WHAT REMAINS

WHAT REMAINS

Featuring: Hans K. Clausen and Kim W. Wilson
Preview: 27th March 2015 7-9pm
Continues: 28th March - 19th April 2015 THURS-SUN, 12-5pm Or by Appointment
Artist Talk: Wednesday 8th April 2015, 7-9pm
GENERATORprojects


Generator proudly presents: WHAT REMAINS, featuring Hans K. Clausen and Kim W. Wilson.

The exhibition brings together two artists who work directly with industrial and domestic by-products of human activity.

Hans K Clausen engages with urban detritus and the visual language of the city. He suggests ideas of consumption and consumerism inherent in material culture, collecting lost and forgotten singular gloves, converting disused vending machines, and using the motif of a skip.

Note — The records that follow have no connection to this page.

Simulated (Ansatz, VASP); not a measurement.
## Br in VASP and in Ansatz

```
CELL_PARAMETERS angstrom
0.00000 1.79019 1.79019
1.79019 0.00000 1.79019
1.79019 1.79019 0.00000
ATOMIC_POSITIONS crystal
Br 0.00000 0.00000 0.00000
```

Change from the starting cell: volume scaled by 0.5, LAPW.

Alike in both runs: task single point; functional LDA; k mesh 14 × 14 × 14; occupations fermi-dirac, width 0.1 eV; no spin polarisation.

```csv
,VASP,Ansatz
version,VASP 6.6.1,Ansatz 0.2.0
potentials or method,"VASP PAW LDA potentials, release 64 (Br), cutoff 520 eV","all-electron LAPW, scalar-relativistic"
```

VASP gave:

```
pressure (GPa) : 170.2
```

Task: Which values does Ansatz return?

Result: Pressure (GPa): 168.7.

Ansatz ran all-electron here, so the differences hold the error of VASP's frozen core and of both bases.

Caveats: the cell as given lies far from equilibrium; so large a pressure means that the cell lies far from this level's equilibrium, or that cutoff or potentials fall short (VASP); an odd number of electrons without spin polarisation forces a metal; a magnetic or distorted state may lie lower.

Labour and industry is evident in Kim W. Wilson’s work, using reductive methods such as extraction, drying and incineration, compressing and reconstituting matter. She works with natural or processed materials that possess their own pre-histories and histories of transformation. These include visceral substances such as wool grease, bone oil, peat and bone ash, bovine gelatine and oil-shale waste.

Together the works evoke rich layers of land mass, presenting and reappropriating residues of human interaction with the material world. Hans and Kim are both based in Edinburgh and have exhibited widely in the UK.


/// Summerhall TV interviewed both artists in their studios and filmed the exhibition at Generator http://www.artinscotland.tv/2015/hans-k-clausen-and-kim-w-wilson-what-remains/

//// 4 star review in the Skinny Magazine 

www.theskinny.co.uk/art/emerging-artists/what-remains-generator

REVIEW BY ADAM BENMAKHLOUF.

PUBLISHED 01 MAY 2015

“Literally off-kilter, Hans K. Clausen sets the tone of What Remains with a skip hanging at a strange angle in middle of Generator’s exhibition space. Skilfully made of cardboard, it’s without effacement, sudden and interjecting. While Clausen’s objects often have some obvious textural or surface interest, whether made or midge raked, it’s of a secondary importance to the generation of a kind of unmediated and not completely uncanny encounter.

On the wall nearby and into the next room, Kim W. Wilson presents sculptural drawings by mashing and grinding bone-ash and oil-shale waste into goldenrod gridded paper. Something like impasto painting, and just as scatalogical, they’re thick but not overwrought. While the material sits heavily on the paper, they feel quick and delicate. The material is impressed on the paper without any sense of brute force.

Behind Clausen’s skip (titled The Full 8 Yards), there is From Edinburgh With Glove. Along the back corner of the space, Clausen has pinned over 1000 gloves, loosely grouped together by colour. Though wall-mounted, the effect is to sensually alter the space directly before the piece. There’s a delicate muffling of sound, an absenting of the usual corner reverberations. And after being picked from various pavements between Edinburgh and Dundee, there’s a kind of intensified second-hand clothes-shop musk. It’s soft, dirty and strangely comforting.

Without much processing, Clausen hangs and pins his found objects and very literal figurative sculpture, while Wilson presents by-products of industry in their crude form.They interfere only so much with their inelegant materials. Yet this isn’t a celebration of garbage, and stops short before becoming a provocation. Rather than a trite subversion of ugly and attractive, What Remains is a sophisticated deployment of the force of imposition.”